Encamped Voices. Sound Recordings of Internees from World War II
During World War I, the Royal Prussian Phonographic Commission was established. The collaboration of linguists, orientalists, experts on Africa, and musicologists produced more than 2,500 grammophone and phonograph sound recordings in German prisoner of war camps. Examples of the music and the songs of “foreign peoples” on wax cylinders were intended to enlarge the collections of the Berlin Phonogram Archive. The speech and dialect samples of various groups of internees on wax discs formed the basis of the Sound Department of the Prussian State Library, established in 1920, and were transferred to the Berlin University in 1934.

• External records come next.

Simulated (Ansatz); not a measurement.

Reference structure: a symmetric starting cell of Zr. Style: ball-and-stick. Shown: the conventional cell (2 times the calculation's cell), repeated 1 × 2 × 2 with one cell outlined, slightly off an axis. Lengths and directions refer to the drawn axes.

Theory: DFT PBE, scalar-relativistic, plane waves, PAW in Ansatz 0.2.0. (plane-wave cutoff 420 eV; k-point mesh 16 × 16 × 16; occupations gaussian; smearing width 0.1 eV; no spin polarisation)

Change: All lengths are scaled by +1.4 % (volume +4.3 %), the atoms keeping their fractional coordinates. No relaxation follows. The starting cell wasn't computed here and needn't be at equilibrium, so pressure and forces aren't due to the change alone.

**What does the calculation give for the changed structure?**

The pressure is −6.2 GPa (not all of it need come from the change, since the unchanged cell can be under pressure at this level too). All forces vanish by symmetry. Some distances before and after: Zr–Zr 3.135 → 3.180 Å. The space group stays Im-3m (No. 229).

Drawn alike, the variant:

The topic of my research are those sound recordings that were produced between 1939 and 1942 under the supervision of the university. Drawing legitimacy from the practice, already established during the First World War, of producing sound recordings in prison camps, three research projects were also carried out in prison camps during the Second World War: in order to analyze foreign languages, sound recordings were again made of African soldiers of the French army, who were interned in German camps in occupied France, as well as Russian soldiers interned in camps in Brandenburg. A third project extended the research agenda established in the 1920s of recording German dialects to the widest possible range: in 1941, academics recorded the dialects of German “Heimkehrer”(repatriates) from Galicia and Volhynia in “volksdeutschen Lagern” (camps of “ethnic Germans”).
My research project traces the unexamined history of the preserved sound recordings from a perspective informed by the history of knowledge and the history of science. It examines how the voices were transferred from the camps to the holdings of the Sound Archive of Humboldt University in Berlin. (Editor’s Note: in German, the word “Lager” is used to denote both a “camp” and a storage space or depot where archival materials are held.) It also asks about structural relations between the camps and the depot of voices in the archive. Sounds, speech, languages and their technical recording and reproduction are situated in an eminently political context that must be analyzed with a view to the past but also to the present.